Thursday evening the sound of an alto voice singing a familiar hymn on Sandy street, near Murphy's corner, soon gathered a crowd, when a lady, whose hair was beginning to silver with gray, mounted a box and preached to the mixed assemblage a sermon, after which the singing was resumed, the meeting concluding with a fervent and earnest prayer. A reporter called at the hotel and learned that the lady was Mrs. Elizabeth R. Wheaton, a prison evangelist. Heretofore she has had a "sister" to travel with her. She showed the reporter stacks of letters from the wardens of various state penitentiaries, commending her, and praising the work she has done in this specialty. She has preserved files of newspaper criticisms, many of which are complimentary of the work she has done, and some from the secular press making light of her work.
That she is in earnest no one who considers that she has given up home and friends and roamed all over the United States, Canada, Mexico and in part of Europe to preach to unappreciative street crowds, prison convicts, etc., can doubt. And whatever may be said of the method, as was illustrated on the streets here last night, there are many reached with a sermon that have not perhaps heard one for months.—Unidentified.
Prayer Service in Jail.
Through the efforts of Mrs. E. R. Wheaton, the prison evangelist, the county jail was turned into a house of prayer last evening, and for an hour or more the walls of the building resounded with the shouts of prayer and praise of this earnest woman.
During the afternoon Mrs. Wheaton called on Gregory, the horsethief and desperado, and was the first to bring to the surface in his case any signs of remorse or sentiment of any kind. When the gray-haired and motherly woman took the hand of the confessed thief and ex-convict in hers and prayed for him great tears flowed down his cheeks and he was affected as none of the other prisoners had been. Gregory said he had known Mrs. Wheaton for fourteen years. She does not remember him, but says it is not unlikely that he has seen her if he has been in the several prisons in which it is said he has served time, as she has been visiting them all off and on in her work for a great many years.—Council Bluffs, Iowa, Nonpareil, Jan. 19, 1900.
THEIR WORK IS IN PRISONS.
Party of Evangelists Pay a Visit to the County Jail.

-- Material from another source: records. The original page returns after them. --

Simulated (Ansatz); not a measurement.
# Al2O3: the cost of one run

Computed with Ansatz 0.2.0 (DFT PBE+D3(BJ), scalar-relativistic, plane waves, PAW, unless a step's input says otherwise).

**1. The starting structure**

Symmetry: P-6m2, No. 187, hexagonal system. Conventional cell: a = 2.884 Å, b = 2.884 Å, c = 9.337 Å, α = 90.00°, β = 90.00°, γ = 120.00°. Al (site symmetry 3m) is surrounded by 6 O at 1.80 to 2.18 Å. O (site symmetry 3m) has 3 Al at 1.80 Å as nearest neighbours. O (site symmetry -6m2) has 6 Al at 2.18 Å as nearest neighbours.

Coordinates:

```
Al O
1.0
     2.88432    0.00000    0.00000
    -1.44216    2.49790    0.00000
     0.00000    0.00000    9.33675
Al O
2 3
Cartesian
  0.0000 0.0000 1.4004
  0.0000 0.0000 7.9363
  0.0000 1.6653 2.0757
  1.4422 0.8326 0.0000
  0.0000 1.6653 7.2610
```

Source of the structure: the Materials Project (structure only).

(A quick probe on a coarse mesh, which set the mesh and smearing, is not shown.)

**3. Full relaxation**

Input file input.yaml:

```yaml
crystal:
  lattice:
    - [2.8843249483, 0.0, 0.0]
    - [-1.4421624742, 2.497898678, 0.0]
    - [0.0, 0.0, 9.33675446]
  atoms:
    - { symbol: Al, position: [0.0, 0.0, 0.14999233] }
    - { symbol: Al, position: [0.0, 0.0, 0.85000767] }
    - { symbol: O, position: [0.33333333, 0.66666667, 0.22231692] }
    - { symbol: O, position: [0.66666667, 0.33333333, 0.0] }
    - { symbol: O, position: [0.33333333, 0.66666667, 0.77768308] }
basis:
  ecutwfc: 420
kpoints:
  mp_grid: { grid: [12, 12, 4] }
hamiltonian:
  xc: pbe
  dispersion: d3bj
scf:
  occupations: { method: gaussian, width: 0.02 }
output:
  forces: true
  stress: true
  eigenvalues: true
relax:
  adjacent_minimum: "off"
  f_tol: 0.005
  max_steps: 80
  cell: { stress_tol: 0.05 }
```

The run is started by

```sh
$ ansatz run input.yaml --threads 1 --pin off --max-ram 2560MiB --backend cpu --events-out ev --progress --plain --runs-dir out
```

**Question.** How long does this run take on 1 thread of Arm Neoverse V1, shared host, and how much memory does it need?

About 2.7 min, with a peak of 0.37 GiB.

Mrs. Elizabeth Rider Wheaton, the prison evangelist, was in Butte for a short time yesterday on her way west, and between trains conducted services in the corridor of the county jail.
In addition to being an earnest exhorter, Mrs. Wheaton, despite the fact that she is well advanced in years, is the possessor of a fine voice. When she sings in a prison the most hardened criminals never fail to listen to her with great respect. During the services in the jail yesterday clerks and court officers ceased from their duties and with the people who had business in the building, blocked the passage ways leading to the jail to listen to her. The other members of the party also delivered exhortations and joined in the singing. The farewell hymn, given in a clear soprano voice by Mrs. Wheaton, "God be with you till we meet again," was especially sweet. Whether the services made any lasting impression on the men behind the bars cannot be known, but the fact remains that when they were over there was an unusual quiet in the jail and the air seemed more wholesome. From Butte she went to Deer Lodge to visit the penitentiary.—Butte, Montana, paper, 1897.